It's very convenient. You insert your bank card at an automatic teller machine and out come crisp dollar bills from your account. What you may not know is that at the same time, criminals may also be accessing your account.
It is one of the fastest-growing forms of bank fraud in the country. Last year, $2 billion was stolen from bank accounts when they were "skimmed" at an ATM.
At the financial crimes lab of the U.S. Secret Service, agents analyze the devices used to steal names and account numbers from a bank card's magnetic stripe — some small enough to fit in the palm of your hand.
"Anything that is equipped with a card reader is potentially subject to compromise," said Jim Savage, director of financial fraud for the Secret Service.
The information stored on these "skimming" devices can be downloaded onto the Internet and used to make counterfeit cards in a matter of hours — and you have no idea it happened.
But the "skimming" fraud that has the Secret Service most concerned right now involves ATMs — especially stand-alone ATMs — that millions of people use in their local convenience stores. Investigators say criminals favor these ATMs because there are often no surveillance cameras watching them.
Eric Wolfman, 28, a vice president in the mergers and acquisitions group of Solomon Smith Barney, used these ATMs until he discovered someone had stolen $1,200 from his bank account.
"I was kind of shocked at how somebody could pull something like this off," he said. "I mean, I've been using my debit card for years."
Difficult to Detect
ATM fraud is difficult to detect. As is the case with so many victims, the machine gave Wolfman his money and his card back while it was stealing his account information and personal information number, which thieves later used to drain his account.

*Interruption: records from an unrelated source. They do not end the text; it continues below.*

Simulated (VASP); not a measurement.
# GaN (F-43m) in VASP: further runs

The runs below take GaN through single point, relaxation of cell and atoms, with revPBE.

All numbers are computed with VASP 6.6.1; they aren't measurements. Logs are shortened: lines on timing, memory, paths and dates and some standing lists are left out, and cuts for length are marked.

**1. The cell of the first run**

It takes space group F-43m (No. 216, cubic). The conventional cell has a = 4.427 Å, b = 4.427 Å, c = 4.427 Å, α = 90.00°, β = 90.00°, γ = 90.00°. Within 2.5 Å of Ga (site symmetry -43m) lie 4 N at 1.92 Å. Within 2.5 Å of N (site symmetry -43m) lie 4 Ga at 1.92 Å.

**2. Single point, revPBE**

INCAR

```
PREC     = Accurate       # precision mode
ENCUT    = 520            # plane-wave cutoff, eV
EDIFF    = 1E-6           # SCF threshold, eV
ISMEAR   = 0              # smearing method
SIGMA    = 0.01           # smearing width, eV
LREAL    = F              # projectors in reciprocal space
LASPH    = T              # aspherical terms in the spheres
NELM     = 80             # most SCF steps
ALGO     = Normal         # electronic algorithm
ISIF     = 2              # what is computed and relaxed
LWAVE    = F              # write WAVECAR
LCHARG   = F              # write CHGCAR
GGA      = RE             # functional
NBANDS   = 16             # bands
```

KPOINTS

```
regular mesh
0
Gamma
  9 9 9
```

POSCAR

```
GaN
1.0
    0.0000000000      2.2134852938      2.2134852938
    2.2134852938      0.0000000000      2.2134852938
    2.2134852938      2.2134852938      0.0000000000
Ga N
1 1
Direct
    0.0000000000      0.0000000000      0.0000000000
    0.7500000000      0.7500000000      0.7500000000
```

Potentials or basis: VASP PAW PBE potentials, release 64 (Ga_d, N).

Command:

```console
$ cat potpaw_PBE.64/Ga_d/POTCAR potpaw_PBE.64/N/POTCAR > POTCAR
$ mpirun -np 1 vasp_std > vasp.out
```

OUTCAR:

Now, "I'm just trying to stick with the larger banks and trying to stay away from the mini-ATMs as much as possible," said Wolfman.
One reason the crime is growing is because anyone can buy an ATM. You can even buy one on eBay — mini-ATMs can go for as little as $250, full-size models cost about $4,000.
With help from the Secret Service, local law enforcement is catching up. Prosecutors are getting ready to try a ring of suspected thieves who allegedly netted $3.4 million from frauds involving ATMs in Florida, New York and California.
It's the banks that lose money on these crimes. Consumers get paid back because their bank deposits are insured by the federal government. But anyone who's been through this will tell you it's a disturbing violation. And if it ends up costing your bank money, it's a good bet the bank will pass the cost on to you.